Tuesday, October 26, 2010

An infrared view of a popular chemistry experiment

Figure 1. An IR image of a freshwater
cup and a saltwater cup after an ice
cube was added to each.
Will an ice cube melt faster in freshwater or saltwater? Why do we salt the road in water? How does an iceberg melt and how might it affect the ocean currents? All these curious questions are wonderful for students to explore. And they are very easy to do.

However, the science behind these questions are not that easy. To explain the results, we will probably need some reasoning at the molecular level, which is not at all easy for lower-grade students. But that is what we hope them to learn. These explorations require not only hands-on but also minds-on, which is why they are so great. 

Figure 2. An IR image take after four
minutes showing the convection in
the freshwater cup.
They are not obvious at first glance and often can be counterintuitive. If you google "ice melts slowly in saltwater," you can find a lot of discussions--and debates as well. Many students and teachers were confused by what they observed in such a simple system as an ice cube floating in a cup of saltwater. Most of the discussions were, however, merely based on theoretical deductions.

Had they had an IR camera, the thermodynamic processes would have been much more obvious. Figures 1-4 show a series of IR images taken to reveal what happened in the two cups after an ice cube was added.

The IR images show that ice molt faster in freshwater because cold molten water can sink to the bottom and warmer water at the bottom is pushed to rise. This process, called convection, runs continuously to carry heat from the whole cup to melt the ice cube.

Figure 3. An IR image taken after
nine minutes showing the cooling
effect at the bottom as indicated by
the greenish halo.
In the case of saltwater, the cold water just sat at the top. The only explanation of this is that saltwater is denser so molten freshwater from the ice cube cannot sink, even if it is colder. Somehow, saltwater provides greater buoyancy that counters the thermal buoyancy.

Figure 4 shows that sixteen minutes later, the cold front still had not reached the bottom. This means that not only convection slowed down but also conduction was very slow.

Figure 4. 16 minutes later...
Recall our finding that a cup of saturated saltwater can spontaneously develop a temperature gradient from bottom up. This experiment provides a direct evidence that supports the theory that the temperature gradient can be created by the salinity. However, this evidence is not decisive, as the phenomenon reported here happens in an unsaturated solution whereas the small temperature gradient only exists in a saturated solution.

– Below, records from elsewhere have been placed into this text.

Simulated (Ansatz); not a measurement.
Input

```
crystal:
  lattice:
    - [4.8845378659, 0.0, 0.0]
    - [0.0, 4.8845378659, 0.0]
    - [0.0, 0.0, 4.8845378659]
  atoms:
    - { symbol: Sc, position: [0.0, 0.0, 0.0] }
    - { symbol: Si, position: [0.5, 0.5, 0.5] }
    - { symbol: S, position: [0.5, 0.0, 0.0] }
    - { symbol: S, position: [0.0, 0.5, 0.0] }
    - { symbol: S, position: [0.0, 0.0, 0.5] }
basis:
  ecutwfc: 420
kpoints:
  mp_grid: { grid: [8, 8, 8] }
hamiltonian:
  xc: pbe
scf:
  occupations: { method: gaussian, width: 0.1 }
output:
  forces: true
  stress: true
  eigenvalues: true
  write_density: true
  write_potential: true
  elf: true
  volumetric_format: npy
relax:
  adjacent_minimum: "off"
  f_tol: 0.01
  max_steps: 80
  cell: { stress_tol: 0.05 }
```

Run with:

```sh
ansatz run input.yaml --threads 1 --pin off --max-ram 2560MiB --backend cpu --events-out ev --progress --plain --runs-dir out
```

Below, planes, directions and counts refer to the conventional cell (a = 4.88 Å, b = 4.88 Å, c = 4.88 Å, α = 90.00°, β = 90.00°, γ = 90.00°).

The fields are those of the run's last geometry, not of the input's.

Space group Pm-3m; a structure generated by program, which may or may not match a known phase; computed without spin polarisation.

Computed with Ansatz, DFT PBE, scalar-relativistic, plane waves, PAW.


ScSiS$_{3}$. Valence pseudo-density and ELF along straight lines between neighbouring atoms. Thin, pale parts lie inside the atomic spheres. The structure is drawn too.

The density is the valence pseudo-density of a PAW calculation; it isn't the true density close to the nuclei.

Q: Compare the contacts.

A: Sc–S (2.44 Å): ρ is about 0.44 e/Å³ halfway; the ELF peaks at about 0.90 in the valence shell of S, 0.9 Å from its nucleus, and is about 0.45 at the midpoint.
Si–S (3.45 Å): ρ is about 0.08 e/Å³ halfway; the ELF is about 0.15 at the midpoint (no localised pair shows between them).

The puzzle still remains unsolved.

PS: Sprinkling some salt to an ice cube seems to accelerate the melting process. This seems to be in contradiction with the observation that ice melts more slowly in saltwater. This is where a lot of people are confused. The physics behind the two processes is different, even though they involve exactly the same chemical ingredients--just water in two different phases and salt.